Catching up with Noah Ramos
(In his own words)
How did you get involved in the projects?
When I was seven years old I took my first trip to East Africa. This powerful experience changed my perception of myself and the world. When I saw children playing soccer with an old deflated ball, I realized that many things I took for granted were not available to children my own age. This realization motivated me to do something to help these children.
Once I returned to the United States, I launched a book and ball drive at my school with plans to bring the donations back to the kids in Africa. My classmates and teachers donated their lightly used books and soccer balls. Over the next ten years, I have collected over 1000 books, over 40 soccer balls, and six soccer nets. After seeing the joy on the children’s faces I knew I had to continue my efforts. At this moment it occurred to me how good it felt to give.
Since then, I have taken four more trips to East Africa bringing study guides, school supplies, and story books in Swahili, installed bathrooms and this year solar panels to power 8 classrooms and 11 offices. With the help of my parents, I have formed a non-profit organization called, Noah’s Books and Balls for Africa (www.noahsbooksandballsforafrica). Our non-profit has expanded beyond bringing books and balls, we are also collecting financial donations that will be used to improve the Misigyo Primary School buildings.
The experience of bringing needed supplies to these remote village schools has taught me that it is better to give than receive. I have also learned to appreciate and value everything I have including my ability to help others. The impact of this experience has changed my view of the world because I realized that I can make a difference.
How has the community work and the Africa Foundation impacted you?

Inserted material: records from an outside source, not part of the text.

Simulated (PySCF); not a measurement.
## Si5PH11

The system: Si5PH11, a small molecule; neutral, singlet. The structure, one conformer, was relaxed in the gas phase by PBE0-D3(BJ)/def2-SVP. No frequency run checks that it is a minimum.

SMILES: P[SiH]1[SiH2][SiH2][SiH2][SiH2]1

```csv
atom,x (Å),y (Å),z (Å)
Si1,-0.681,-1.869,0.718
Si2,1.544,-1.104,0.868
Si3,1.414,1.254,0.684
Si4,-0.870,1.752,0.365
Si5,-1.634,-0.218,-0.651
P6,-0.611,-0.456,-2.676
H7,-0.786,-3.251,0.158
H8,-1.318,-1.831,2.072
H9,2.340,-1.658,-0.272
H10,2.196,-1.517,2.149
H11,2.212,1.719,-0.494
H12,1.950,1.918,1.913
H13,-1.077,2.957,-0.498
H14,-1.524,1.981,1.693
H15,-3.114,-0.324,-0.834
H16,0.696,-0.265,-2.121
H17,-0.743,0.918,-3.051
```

The biggest impact my project has had on me is that it has instilled the lesson in me that it is better to give than to receive. There is such a great need in Africa, and through projects like mine, a difference is being made. Now when I go back and visit the school, I feel as though it’s a home away from home due to being greeted by familiar faces once again. Its indescribably fulfilling to hear the children read speeches to me in English, as I can really see the positive effect my project is having. Also, at Misigyo, their soccer team has gone to compete in the city and the school itself has gotten the award for the most improved school in the district. Identifying the needs of the school is key so progress can be made. A huge thanks to the Africa Foundation for identifying the needs, giving me updates, and ultimately making sure the new improvements at the school are effectively installed. All this progress and incredible new opportunities are in large part thanks to the change Noah’s Books and Balls is having on the Misigyo School.